Diane Harris, a CFA Institute member, is a portfolio manager for Worldwide Investments. Robert Cline, one of her clients, offered her the use ofhis condominium in Aspen for one week in February if she improves the performance of his portfolio to return at least two percentage points above that of the S&P 500 during the next 12 months. Immediately after learning about the offer, Harris informed her manager of all terms of this agreement in writing and received verbal consent to the arrangement. At the end of the year, Harris met the performance criteria set by Cline and accepted the vacation. Did Harris violate Standard IV(B) Additional Compensation Arrangements? A. Yes. B. No, because the arrangement did not involve any cash. C. No, because Harris notified and received consent from her employer to enter the arrangement. D. No, because bonuses from clients for doing her job well do not create any conflict of interest. I picked C. The answer is A. Can any ethic guru enlighten me.
I think it’s because he did not receive written consent…
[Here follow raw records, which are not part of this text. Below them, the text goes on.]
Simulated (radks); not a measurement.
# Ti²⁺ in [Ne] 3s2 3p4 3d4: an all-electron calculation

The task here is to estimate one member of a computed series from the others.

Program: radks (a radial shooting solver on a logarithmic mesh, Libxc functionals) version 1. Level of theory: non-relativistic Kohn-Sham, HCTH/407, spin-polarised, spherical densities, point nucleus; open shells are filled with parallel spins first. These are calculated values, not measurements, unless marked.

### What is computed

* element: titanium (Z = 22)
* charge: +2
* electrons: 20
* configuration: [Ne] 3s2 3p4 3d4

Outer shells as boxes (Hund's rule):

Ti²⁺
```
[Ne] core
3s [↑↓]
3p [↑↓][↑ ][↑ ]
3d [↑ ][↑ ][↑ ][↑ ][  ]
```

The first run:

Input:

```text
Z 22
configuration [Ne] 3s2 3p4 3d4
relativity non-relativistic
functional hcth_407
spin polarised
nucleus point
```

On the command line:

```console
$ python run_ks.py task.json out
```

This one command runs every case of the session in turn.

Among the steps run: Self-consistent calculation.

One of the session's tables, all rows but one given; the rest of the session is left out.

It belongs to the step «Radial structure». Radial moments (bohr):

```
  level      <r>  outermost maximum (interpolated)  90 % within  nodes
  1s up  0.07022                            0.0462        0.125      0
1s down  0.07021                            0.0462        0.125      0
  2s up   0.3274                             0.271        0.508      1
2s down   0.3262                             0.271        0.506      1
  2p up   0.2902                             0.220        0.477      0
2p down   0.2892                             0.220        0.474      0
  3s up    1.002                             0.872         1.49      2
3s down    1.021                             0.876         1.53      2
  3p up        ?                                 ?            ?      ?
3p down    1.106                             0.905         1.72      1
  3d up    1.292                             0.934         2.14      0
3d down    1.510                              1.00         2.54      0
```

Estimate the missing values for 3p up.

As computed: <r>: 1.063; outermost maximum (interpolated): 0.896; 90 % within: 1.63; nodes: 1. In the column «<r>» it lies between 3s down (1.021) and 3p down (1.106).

Here’s an excerpt from one of the similar questions from book 1: “…violated Standard IV(B) by failing to inform his employer IN WRITING of this supplemental, contingent compensation arrangement. The nature of the arrangement could have resulted in PARTIALITY to the specific client’s account, which could have detracted from the portfolio anaylst’s performance with respect to other accounts he handles for his company. He/she must obtain the consent of his employer to accept such a supplemental benefit” yes i think the key here is WRITTEN CONSENT.
any additional compensation, written consent from the employer is a must requirement. it does not matter whether you give written notice or no
Always written consent. If a question states VERBAL, it’s a definite clue!